Sunday, October 25, 2015

Week ???: To The People Who Said "Sorry you got called to Temple Square

The Parliament of World Religions had their conference this week in SLC. We had all sorts of people from around the world, and they all looked really important. While we were giving a Chinese tour, a lady asks, so do all the women in your religion have to wear that white headdress? My companion and I were both very confused, and we realized that she was looking at another group of guests who were wearing their own religious clothing. There were tons of people on square this week in robes, shawls, headdresses, yamikas (sp?)... hats and clothes of all sorts and colors. It was really interesting! 

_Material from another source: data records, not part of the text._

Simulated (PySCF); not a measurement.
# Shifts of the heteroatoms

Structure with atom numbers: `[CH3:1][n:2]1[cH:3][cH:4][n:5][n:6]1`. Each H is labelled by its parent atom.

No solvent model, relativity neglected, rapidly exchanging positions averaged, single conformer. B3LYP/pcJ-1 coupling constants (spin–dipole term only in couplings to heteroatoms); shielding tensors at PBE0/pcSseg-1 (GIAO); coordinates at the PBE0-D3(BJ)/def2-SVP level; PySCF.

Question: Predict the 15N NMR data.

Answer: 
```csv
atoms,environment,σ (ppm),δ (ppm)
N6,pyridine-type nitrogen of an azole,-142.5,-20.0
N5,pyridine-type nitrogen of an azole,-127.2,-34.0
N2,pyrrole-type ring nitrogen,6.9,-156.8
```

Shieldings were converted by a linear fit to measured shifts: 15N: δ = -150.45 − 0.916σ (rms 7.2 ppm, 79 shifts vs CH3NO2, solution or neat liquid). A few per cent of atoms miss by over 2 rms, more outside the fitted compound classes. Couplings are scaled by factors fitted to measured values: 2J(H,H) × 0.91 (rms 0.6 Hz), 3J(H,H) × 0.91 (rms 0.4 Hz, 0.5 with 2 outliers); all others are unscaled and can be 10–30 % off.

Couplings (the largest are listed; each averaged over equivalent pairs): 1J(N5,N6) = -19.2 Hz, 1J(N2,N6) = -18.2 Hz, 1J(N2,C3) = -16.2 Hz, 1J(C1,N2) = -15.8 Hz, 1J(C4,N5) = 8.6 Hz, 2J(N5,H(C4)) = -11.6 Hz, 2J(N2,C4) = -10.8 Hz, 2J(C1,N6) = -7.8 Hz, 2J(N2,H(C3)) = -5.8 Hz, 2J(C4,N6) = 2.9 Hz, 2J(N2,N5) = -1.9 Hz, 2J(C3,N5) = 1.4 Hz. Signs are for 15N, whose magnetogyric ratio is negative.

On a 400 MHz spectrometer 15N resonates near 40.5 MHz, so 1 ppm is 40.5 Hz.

When we first heard that this conference was happening, we were all excited. We anticipated learning tons about different cultures, understanding different religions, deep conversations about God. Which we did. I was really appreciative of the people who came with genuine curiosity and willingness to find the commonalities in ways we worship and serve. We had a lot of respectful discussions about what we do and believe. It really was awesome. What wasn't so awesome was the occasional passive aggressive comment. One such example: "In my missionary work, we make sure that we spend a lot of time trying to understand the cultures of the places we serve in. For example, when I went to India, I lived with the people for a couple months in their homes. I studied with them. I worshiped with them. We don't have the missionaries just go out to preach straightaway." And then he looked at my name tag. Ouch. But then we had a good conversation about how everything we do is centered on Christ, and I shared Helaman 5:12 with him and we ended on a good note so all is well. 

After I had a long long discussion with another woman about why Prophets are always men, she says, "well, I'm glad that you've thought about this issue, and that you're not like... following blindly. You kind seemed like one of those in the beginning." Another ouch. 

It was a rough week, to be quite honest. One morning, Sister Burgoyne and I were walking and talking about how difficult hard it's been, and trying our best to still smile and talk to the angry pedestrians. As we walked through the gates of Temple Square, a elderly lady came up to us and said, "SISTERS! I HAVE SOMETHING FOR YOU... A hug! From your mother!" She gave us each a long needed hug, and we immediately started tearing up. God is looking out for us, and the lady was an angel. 

Also, Elder Holland came and spoke to us for Relief Society. ELDER HOLLAND, EVERYONE'S FAVOURITE APOSTLE, CAME TO OUR RELIEF SOCIETY. To all you people that laughed at me for getting called to Temple Square, now is your time to feel embarrassed, because you probably didn't have an apostle come to give your Relief Society lesson.

He spoke to us about how why the Book of Mormon is so important. I feel like I finally truly understand the phrase, "The Book of Mormon is the keystone of our religion". It only took an apostle to speak to us in the real life for me to understand it. Most of the organization of the church didn't take place until the Book of Mormon was found, translated and published. The Book of Mormon takes precedence over any ordinance that we have, any establishing of auxiliary, any... anything. Even before the temple or even baptism... reading and knowing that the Book of Mormon is the word of God is essential in being a Latter-day Saint. It's important because it's about Christ, who He is, and His atoning sacrifice. 

Understanding Christ's love is the best thing that has happened in my life. I don't completely understand it; I know that because I learn something new about Christ and our Heavenly Father every single day. But the Book of Mormon and the Bible are the richest sources of understanding that love, and I just wish every single person just got around to even just opening the scriptures. 

Picture #1: A cool series of illustrations in the Conference Center called "Women Who Chose God". Everybody should go to the Conference Center to look at the art there.